‘Serious’ child sexual exploitation ‘failures’ by Oldham Council and Greater Manchester Police, report finds

The report highlights failings by police and local councils in Oldham to protect vulnerable children from sexual exploitation

Vulnerable children were left exposed to sexual exploitation and grooming in Oldham due to “serious failings” by the police and local councils, a major report has found.

The report looked into the alleged grooming of children in council homes, shisha bars and by taxi drivers in the town and concluded there was no evidence of a cover up or “widespread” child sex abuse in those settings.

It said there were multiple missed opportunities to prevent abuse dating back to 2005, including offences committed by a council welfare officer who was later convicted of 30 rapes.

Children were exposed to sexual exploitation and grooming in Oldham due to “failings” by police and local councils (Photo: Shutterstock)

What did the report say?

Despite “legitimate concerns” of police and the council in Oldham of the far right capitalising on the issue of grooming by predominantly Pakistani men, the authorities in the town did not shy away from tackling the issue, the report said.


However, the authorities did fail some children, notably citing the case of one girl identified only as “Sophie”, who was abused aged just 12, after “significant opportunities missed” to protect her.

Sophie went to Oldham police station to report being raped by an Asian man in October 2006 and was told to come back when she was “not drunk”.

She was instead taken from the police station in a car and was raped in the vehicle, before being taken to a house and raped multiple times by five different men.
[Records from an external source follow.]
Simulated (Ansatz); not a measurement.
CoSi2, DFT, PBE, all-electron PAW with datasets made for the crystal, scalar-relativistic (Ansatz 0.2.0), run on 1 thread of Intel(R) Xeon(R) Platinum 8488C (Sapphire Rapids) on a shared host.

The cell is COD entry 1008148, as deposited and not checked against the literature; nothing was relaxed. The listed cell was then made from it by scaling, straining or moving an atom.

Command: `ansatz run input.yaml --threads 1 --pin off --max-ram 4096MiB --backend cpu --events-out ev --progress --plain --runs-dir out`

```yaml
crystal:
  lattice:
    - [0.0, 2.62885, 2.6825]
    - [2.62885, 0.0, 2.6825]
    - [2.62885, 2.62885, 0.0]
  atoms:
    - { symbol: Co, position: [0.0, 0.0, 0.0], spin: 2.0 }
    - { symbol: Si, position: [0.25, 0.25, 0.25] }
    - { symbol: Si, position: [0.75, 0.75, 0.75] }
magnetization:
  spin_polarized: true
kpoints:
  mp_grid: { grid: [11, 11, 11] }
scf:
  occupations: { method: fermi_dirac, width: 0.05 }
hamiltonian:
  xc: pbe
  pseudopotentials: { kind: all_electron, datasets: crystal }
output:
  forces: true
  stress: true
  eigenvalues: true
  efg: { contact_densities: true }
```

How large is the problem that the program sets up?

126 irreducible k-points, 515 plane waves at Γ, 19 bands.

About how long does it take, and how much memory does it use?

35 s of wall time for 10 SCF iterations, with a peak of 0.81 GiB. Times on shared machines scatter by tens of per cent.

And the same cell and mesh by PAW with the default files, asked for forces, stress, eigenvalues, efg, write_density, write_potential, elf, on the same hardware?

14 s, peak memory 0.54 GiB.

The 202-page report, authored by Malcolm Newsam, a renowned child care expert, and Gary Ridgeway, a former detective superintendent with Cambridgeshire Police, also details how Shabir Ahmed, the ring-leader of a notorious grooming gang in Rochdale, was employed by Oldham Council as a welfare rights officer and seconded to the Oldham Pakistani Community Centre.

Despite multiple concerns being raised about him and his arrest for the sexual assault of children, police failed to tell his employers.

“If this had happened, it may have potentially avoided the tragic abuse of other children…” the report states, citing “serious multiple failures” by both GMP and the local authority.


Ahmed, identified only as “Offender A” in the report, is now serving a 22 year jail sentence.

The report said both Oldham Council and Greater Manchester Police (GMP) should apologise for their failings after being “more concerned about covering up their failures” than acknowledging they failed to take action.

‘Victims were let down’

The report on Oldham follows an earlier damning report, centred on grooming gangs in Manchester, which said victims had been failed by police and local authorities in the city.

Maggie Oliver, former GMP detective who turned whistleblower, said: “Another day, yet another report about the failures of a police force to protect the most vulnerable in our society, even when there is irrefutable evidence to prosecute offenders and safeguard children.


“This report yet again clearly evidences catastrophic failings by the force and their repeated attempts to cover up and hide these failings both from the victims and from the public they serve, and that is extremely worrying.”

Andy Burnham, Mayor of Greater Manchester, added: “This report continues the process of shining a spotlight on past failures in Greater Manchester. There were serious failings and victims were let down, particularly Sophie.

“Whilst there was no evidence of a cover-up, we must not flinch from acknowledging shortcomings.”

A criminal investigation has been reopened in Manchester and police watchdogs called in to investigate former senior GMP officers following the grooming report on the city published in January 2020. Both probes are still ongoing.

Mr Burnham, chief constable of GMP Stephen Watson and the report authors will hold a press conference later today on publication of the report.